So tonight I am in the bad books.

Wednesdays are never a good day. A difficult confluence of clubs and activities means I spend the three hours between 4 and 7 more or less in the car and the kids eat sandwiches whilst I drive from one place to another. Tonight was so tight (it being football training week rather than Cubs week) that I ended up eating chips in the car whilst waiting for Youngest to finish said footie training.

Middlest spends a fair amount of time at home alone and no one gets any help with their homework or bag packing or other such stuff that I can usually be prevailed upon to assist with. For I am a soft touch. But not on a Wednesday. Because Wednesday is also the evening I try to get out to sing. Not tonight though. A late plane saw to that. Another story.

So suffice to say not much ‘mummy time’ is on offer on Wednesdays. And it shows.

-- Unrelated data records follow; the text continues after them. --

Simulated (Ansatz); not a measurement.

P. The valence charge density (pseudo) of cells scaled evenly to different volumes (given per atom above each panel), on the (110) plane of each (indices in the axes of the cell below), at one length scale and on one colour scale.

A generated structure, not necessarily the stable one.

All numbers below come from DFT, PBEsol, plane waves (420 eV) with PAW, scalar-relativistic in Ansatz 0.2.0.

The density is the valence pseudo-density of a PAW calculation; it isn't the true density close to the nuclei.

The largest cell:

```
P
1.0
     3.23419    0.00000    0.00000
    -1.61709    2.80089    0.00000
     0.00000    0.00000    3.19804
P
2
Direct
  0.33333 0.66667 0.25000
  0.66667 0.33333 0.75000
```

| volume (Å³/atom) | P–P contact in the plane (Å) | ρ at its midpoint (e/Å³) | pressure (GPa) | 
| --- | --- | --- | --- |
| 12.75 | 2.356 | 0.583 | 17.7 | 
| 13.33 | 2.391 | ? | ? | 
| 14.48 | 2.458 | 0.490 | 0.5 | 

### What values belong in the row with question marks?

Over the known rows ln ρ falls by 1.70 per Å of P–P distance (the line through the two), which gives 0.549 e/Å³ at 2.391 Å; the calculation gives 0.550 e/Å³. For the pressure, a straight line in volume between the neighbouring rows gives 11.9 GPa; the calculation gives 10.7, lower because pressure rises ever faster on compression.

Middlest was fine all evening eating his solitary sandwiches and tackling maths revision alone. We did have time to remark that the cress we had sewn yesterday in response to his Science teacher’s homework request to ‘germinate’ something had indeed germinated. (Their current topic is reproduction and, as Middlest stated, there won’t be many practicals so I guess she is trying to bring it more to life, literally and figuratively). She is the teacher famous for the homework ‘please produce a 3D model of a cell’ (in our case cillia, some girl got sperm). She has form. Luckily I am a mum who has time to pop out to get seeds that will germinate easily in less than a week. Not all will be so lucky. The runner bean is still in the airing cupboard…ungerminated.

But after his shower (which was somewhat marred by his brother having used his towel ‘by mistake’ and more over having not thoroughly washed the Rugby Sevens training mud off his body first) his mood had shifted.

I mislaid him. I didn’t notice at first as I was washing up all the sandwich boxes and snack pots and water bottles and sorting dirty Rugby Sevens kit and persuading Youngest out of her shin pads which involved me tugging heartily at socks which seemed by a combination of sweat and rain to have melded to her skin.

But he was absent. I went up the stairs and sure enough he was buried under his duvet at an unusually early hour. Something was amiss.

After some coaxing it transpired that I am the worlds worst mum because I do not allow him Instagram.

Now I recently signed up to Instagram mainly to see what all the fuss was about. And to be honest I still don’t see what all the fuss is about. But apparently Instagram has made it onto Maslow’s hierarchy of needs just, and I mean just, above food and drink for any right minded eleven year old.

He also mumbled something about X Box games that ‘everyone’ except him plays and talks about ALL day leaving him out. This from the child who pestered and pestered and pestered for months for an X Box so he could play Overwatch with all his friends. I relented at Christmas and now he has the blasted game no one plays it anymore. Except his brother who seems quite happy with it.

Unfortunately for my children I am the sort of mother who looks at age ratings and follows guidelines. More or less. People with much more knowledge and, let’s face it, time than me are paid to rate these things, I feel it churlish to ignore them.  I had bought him Overwatch at Christmas which is rated 12 here in the U.K. And he is 11 but I did plenty of research first and decided that was ok.

So anyway after comforting the child as much as possible whilst still saying ‘no’ (so not really all that much) and saying ‘goodnight’ to which I got a ‘Harrumph’ in return I decided to re look at Instagram. I was aware that some of Eldest’s friends were on it aged around 10 so thought I may have mis remembered the age rating.

Sure enough Instagram’s own Terms and Conditions state that their site is not for anyone under 13. So therefore I assume that in order for these children to be using it they have lied about their ages. With or without parental consent. Either is worrying.

I remember dimly an e safety talk I went to when a lovely policeman explained about the dangers of lying about one’s age on social media. That the ‘computer’ will think you are 16 or 18 when you are not. How their duty to protect you changes when you achieve such ages. How adverts are tailored based on ages. In short lying about your age is not just immoral but also dangerous.

So it is still a ‘no’ from me.

And as for Titanfall which ‘everyone’ plays that is also a no. I went on you tube and watched some actual game play. The commentator was busy explaining that he didn’t think the gore level was too high as you only see blood with a short range weapon such as a shot gun (!) when his avatar broke someone’s neck. So no blood. But certainly not all that pleasant.

So I will continue to be ‘bad’ mum. He will rant and rail. And I will watch his cress grow. And then so will he.